I respectfully dissent because in my view defendant was deprived of his right to effective assistance of counsel. Initially, defendant contends that he was denied effective assistance of counsel inasmuch as defense counsel did not introduce in evidence a vehicle inventory form reflecting that the windshield of the vehicle defendant was driving at the time he was stopped by the police was undamaged. The vehicle inventory form directly contradicts the testimony of the police officer who stopped that vehicle inasmuch as that officer testified at the suppression hearing that he stopped the car because of a “pretty big” crack that “covered most of the windshield.” Notably, the vehicle inventory form is attached to defendant's appellate brief and is signed by the testifying police officer. It indicates that there was “no damage” to the vehicle, contradicting the officer's testimony. Inasmuch as the vehicle inventory form is outside the record on appeal, however, I agree with the majority that defendant's contention concerning the vehicle inventory form is properly the subject of a motion pursuant to CPL article 440 (see People v. Dizak, 93 AD3d 1182, 1185, lv denied 19 NY3d 972, reconsideration denied 20 NY3d 932).

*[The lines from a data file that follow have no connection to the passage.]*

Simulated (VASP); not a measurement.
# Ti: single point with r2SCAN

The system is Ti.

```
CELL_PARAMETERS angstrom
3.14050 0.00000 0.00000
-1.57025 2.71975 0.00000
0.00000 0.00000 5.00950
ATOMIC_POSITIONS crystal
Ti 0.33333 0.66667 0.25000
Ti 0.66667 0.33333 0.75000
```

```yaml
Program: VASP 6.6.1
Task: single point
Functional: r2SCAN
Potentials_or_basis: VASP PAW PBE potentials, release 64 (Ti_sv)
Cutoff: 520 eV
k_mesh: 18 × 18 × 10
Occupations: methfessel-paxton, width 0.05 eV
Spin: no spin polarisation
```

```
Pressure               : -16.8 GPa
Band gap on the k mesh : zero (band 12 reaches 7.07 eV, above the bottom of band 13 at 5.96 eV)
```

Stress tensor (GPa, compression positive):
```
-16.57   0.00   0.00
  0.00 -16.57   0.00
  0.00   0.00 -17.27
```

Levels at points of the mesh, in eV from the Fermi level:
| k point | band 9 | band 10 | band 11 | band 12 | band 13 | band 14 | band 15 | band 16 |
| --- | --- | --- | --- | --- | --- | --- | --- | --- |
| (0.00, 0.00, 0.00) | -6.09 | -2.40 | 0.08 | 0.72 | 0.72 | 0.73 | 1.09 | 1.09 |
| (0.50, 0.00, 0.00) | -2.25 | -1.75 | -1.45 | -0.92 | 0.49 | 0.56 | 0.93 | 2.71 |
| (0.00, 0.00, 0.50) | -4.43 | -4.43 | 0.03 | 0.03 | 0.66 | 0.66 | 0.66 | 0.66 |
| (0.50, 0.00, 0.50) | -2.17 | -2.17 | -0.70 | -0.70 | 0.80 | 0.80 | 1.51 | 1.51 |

I further conclude, however, that defendant was deprived of meaningful representation by defense counsel's deficient performance at the suppression hearing. In my view, defense counsel did not adequately explore the circumstances of the subject traffic stop. In particular, I note that he did not inquire in detail concerning the lighting conditions present at the time of the stop; the proximity of the vehicle defendant was driving to a streetlight; the weather at the time of the traffic stop; or the location of the vehicle defendant was driving in relation to the officer's location when he allegedly observed the crack in the windshield. I thus conclude that defense counsel's deficient cross-examination was tantamount to a failure to supply County Court with a rationale to grant suppression (see People v. Clermont, 22 NY3d 931, 933–934; cf. People v. Mobley, 120 AD3d 916, 919), and that defendant was denied effective assistance of counsel thereby (see generally People v. Baldi, 54 N.Y.2d 137, 147). Consequently, I would reverse the judgment, vacate the plea and remit the matter to County Court for further proceedings on the indictment.
It is hereby ORDERED that the judgment so appealed from is affirmed.